For years I (with classroom teacher permission) have conducted Poetry Breaks all year long, walking into classrooms unannounced, shouting out Poetry Break!, and standing in front of the class reciting a poem from memory. When the poem is completed I smile and leave the room. I was introduced to this idea from attending a session by Caroline Feller Bauer.
By far one of the most popular pieces was Mother Doesn't Want A Dog by Judith Viorst. (I deliver the final two lines with an extra prop courtesy of Caroline Feller Bauer.) I don't know about you but I was one of those children who grew up wishing for a dog more than anything else, just like the narrator in the poem. Dream Dog (Schwartz & Wade Books) written by Lou Berger with illustrations by David Catrow is about wishes coming true in the most extraordinary way.
Harry wanted a dog. No, no, more than wanted! He wanted a dog.

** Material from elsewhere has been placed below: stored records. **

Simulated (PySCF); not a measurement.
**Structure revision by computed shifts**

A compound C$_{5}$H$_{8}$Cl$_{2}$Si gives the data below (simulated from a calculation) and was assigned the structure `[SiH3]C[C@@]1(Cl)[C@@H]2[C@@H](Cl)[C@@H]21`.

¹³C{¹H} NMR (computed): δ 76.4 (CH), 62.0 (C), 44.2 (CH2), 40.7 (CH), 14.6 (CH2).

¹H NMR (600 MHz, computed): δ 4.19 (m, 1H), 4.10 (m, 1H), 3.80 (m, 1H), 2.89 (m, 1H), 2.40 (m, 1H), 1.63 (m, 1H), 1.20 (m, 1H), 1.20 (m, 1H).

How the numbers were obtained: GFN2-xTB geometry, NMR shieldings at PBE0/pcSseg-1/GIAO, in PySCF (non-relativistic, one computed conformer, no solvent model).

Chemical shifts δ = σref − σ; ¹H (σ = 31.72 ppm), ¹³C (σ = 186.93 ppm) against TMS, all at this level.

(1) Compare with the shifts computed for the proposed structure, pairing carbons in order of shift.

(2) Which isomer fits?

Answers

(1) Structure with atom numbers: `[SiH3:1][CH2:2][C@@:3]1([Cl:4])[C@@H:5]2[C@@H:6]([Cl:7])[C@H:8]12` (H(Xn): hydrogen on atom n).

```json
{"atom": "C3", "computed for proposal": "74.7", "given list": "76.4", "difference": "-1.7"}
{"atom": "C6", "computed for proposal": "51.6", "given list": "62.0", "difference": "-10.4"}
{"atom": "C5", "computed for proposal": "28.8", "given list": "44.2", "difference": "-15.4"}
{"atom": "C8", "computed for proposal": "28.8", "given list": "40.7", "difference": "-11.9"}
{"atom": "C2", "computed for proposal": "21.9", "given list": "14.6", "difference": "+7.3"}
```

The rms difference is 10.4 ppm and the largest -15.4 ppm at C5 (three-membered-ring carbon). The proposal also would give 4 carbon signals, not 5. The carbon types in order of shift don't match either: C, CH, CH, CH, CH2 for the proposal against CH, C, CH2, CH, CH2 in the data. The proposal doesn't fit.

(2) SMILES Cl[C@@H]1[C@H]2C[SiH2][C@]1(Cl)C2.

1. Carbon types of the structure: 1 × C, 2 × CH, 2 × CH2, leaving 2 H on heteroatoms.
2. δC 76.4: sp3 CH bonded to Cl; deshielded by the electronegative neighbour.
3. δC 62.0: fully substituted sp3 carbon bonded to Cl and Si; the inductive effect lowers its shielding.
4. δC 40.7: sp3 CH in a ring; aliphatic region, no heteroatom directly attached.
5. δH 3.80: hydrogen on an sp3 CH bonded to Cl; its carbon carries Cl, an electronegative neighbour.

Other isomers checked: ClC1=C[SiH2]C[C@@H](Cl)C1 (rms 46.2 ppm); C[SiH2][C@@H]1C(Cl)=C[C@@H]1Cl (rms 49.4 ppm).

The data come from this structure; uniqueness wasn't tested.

Unfortunately for Harry his dad worked in a pepper factory. This caused his father's nose to be very sensitive; sensitive to the presence of dogs. A life of sneezing was not what Harry's dad wanted.
A lizard that changed colors to match his surroundings was Harry's dad's answer to his desire for a puppy pal. It was the best an allergic father who loves his son could do. Mathilda Gold, Harry's neighbor and friend, certainly liked the lizard more than he did. He craved canine companionship.
Harry knew what he had to do and he did it. Placing his X-35 Infra-Rocket Imagination Helmet (an old football helmet decorated "to beat the band") on his head, he dug deep into his mind. Humming with all his heart, he conjured up the dog of all dogs naming him Waffle when he appeared.
It's only understandable that the two were inseparable. Harry's dad understood his requests for rolling down the window when Waffle was along for a ride or when he suggested Waffle might need more shampoo to get rid of his fleas during bath time. Harry's response to Mathilda's less than supportive comments was a sign of unconditional love.
Before Harry's next birthday, a change in his dad's employment circumstances altered Harry's dog status. Harry being Harry wants everyone to get along as friends should. And Waffle...well he did what dogs do best.
Lou Berger is no newcomer to writing for children. According to the dust jacket flap he was the head writer of Sesame Street for eleven years, one of the first writers for Reading Rainbow and the recipient of ten Emmy Awards for writing. His narrative mixed with dialogue in this story is brimming with emotional clarity. You have to wonder if he ever longed for a dog like Harry or was in a similar position to Harry's dad. I won't share my favorite passage with you, it would spoil the story. I will share this small bit with you.
...They played hide-and-seek, and Waffle would scamper deep into the park where Harry couldn't find him. But then Harry would give his special whistle, and Waffle would come bounding out, ears flapping.
At night, Waffle would jump onto Harry's bed and snuggle close, protecting Harry from shadows and creakings.
If the artwork on the matching dust jacket and book case don't make you want to hug this book, then I don't know what will. The shaded blues, wispy clouds and sheer contented looks of love on both Harry's and Waffle's faces head straight to your heart. The opening and closing endpapers are covered in clouded skies; the one during the day, the other at night. The title page and verso continue with the brilliant sky and feathery clouds.
The work of David Catrow is truly his own. Illustrations rendered in gouache, pencil and ink cover for most of the book two pages; others cross the gutter creating slim panels along the right or left side. Sometimes Catrow will choose to group smaller pictures together or use a single page to make a point. His use of color is spectacular conveying every magical mood.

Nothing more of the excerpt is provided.